Very simply, during WWII, she was concerned with the problem of torpedos that were launched into the ocean and frequently missed their targets. So she came up with the idea of a radio-controlled torpedo that could be guided. The problem was that if the enemy came upon the correct radio frequency, it could be jammed. So she invented an idea for frequency-hopping, switching frequencies every split-second, so that the signal could not be tracked. Though she never received payment for this idea, it was used in later years, and then adapted for today's Wifi and Bluetooth technology.

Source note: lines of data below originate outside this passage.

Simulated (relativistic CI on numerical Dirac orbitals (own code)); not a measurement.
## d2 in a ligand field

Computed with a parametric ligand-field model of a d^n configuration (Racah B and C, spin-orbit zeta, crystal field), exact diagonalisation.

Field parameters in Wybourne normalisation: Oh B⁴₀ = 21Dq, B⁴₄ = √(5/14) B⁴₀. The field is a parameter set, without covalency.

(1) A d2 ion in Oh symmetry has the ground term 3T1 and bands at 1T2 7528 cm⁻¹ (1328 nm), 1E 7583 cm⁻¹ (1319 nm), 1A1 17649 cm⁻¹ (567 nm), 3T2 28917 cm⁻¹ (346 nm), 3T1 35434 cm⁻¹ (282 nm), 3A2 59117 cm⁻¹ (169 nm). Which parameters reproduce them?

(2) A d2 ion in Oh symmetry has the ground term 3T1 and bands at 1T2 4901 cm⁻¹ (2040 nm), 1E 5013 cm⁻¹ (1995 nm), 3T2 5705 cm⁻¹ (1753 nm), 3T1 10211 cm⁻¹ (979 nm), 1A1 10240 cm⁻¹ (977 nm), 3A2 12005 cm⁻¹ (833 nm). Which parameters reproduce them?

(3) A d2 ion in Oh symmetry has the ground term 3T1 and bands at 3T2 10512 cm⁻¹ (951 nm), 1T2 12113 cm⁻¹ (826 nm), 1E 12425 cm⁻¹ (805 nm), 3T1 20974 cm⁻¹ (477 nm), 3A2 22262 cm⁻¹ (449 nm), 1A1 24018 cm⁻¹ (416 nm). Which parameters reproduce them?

Everything is in place for a great documentary, and yet Bombshell is only a very good one. For one thing, it doesn't offer many movie clips of Lamarr's films, even though two of them are free and in the public domain (Algiers and Edgar G. Ulmer's The Strange Woman). Perhaps this is because Lamarr's career isn't really a major one. She made few classics and no real masterpieces. She caused a scandal by appearing nude in Gustav Machaty's Ecstasy (1933), her biggest hit was probably a Cecil B. DeMille spectacle, Samson and Delilah (1949), and she was teased for a camp classic called White Cargo (1942). ("I am Tondelayo!"). Instead, Dean offers quite a bit of unrelated stock footage to illustrate the time period, rather than Lamarr herself.

And those times were tough. Lamarr kept trying to marry, six times, all failed, and became a drug user; some of this stuff just seems to be mentioned, as if in passing. As the documentary goes on, however, it is blessed with plenty of stills and some home movie footage, sharply defining Lamarr's decline. It also uses talking head interviews, notably Lamarr's children and grandchildren — her granddaughter Lodi Loder seems to have inherited Hedy's looks — as well as a shocking appearance from a briefly adopted son who was quickly given up. We also get movie experts like Peter Bogdanovich, Jeanine Basinger, and Robert Osborne (who was also her friend). Diane Kruger is here, offering some comments and narrating some of Lamarr's letters. And, for fun, so is Mel Brooks, seemingly because of a Hedy Lamarr-related joke he included in Blazing Saddles.

So, I am recommending Bombshell, to anyone who still can't believe that beauty and brains can go together, or to anyone who is looking for a possible female role model. But I feel that a two-part life like this one deserves something a little more epic, something more awe-inspiring, perhaps a long-form treatment like O.J.: Made in America, or maybe a magnificent biopic (though who would play Hedy?). Especially in this day and age, she's more than just trivia.

Kino Lorber released a nice Blu-ray edition, which looks great, even though the quality of its source material varies wildly; the old Lamar film clips are a bit fuzzy, while the new interviews are sharp. It includes two audio mixes (5.1 and 2.0) and optional subtitles. Extras include short interview outtakes with Gillian Jacobs, Mel Brooks, and Robert Osbourne (less than 2 minutes each), an interview with the director (about 3 minutes), and a trailer.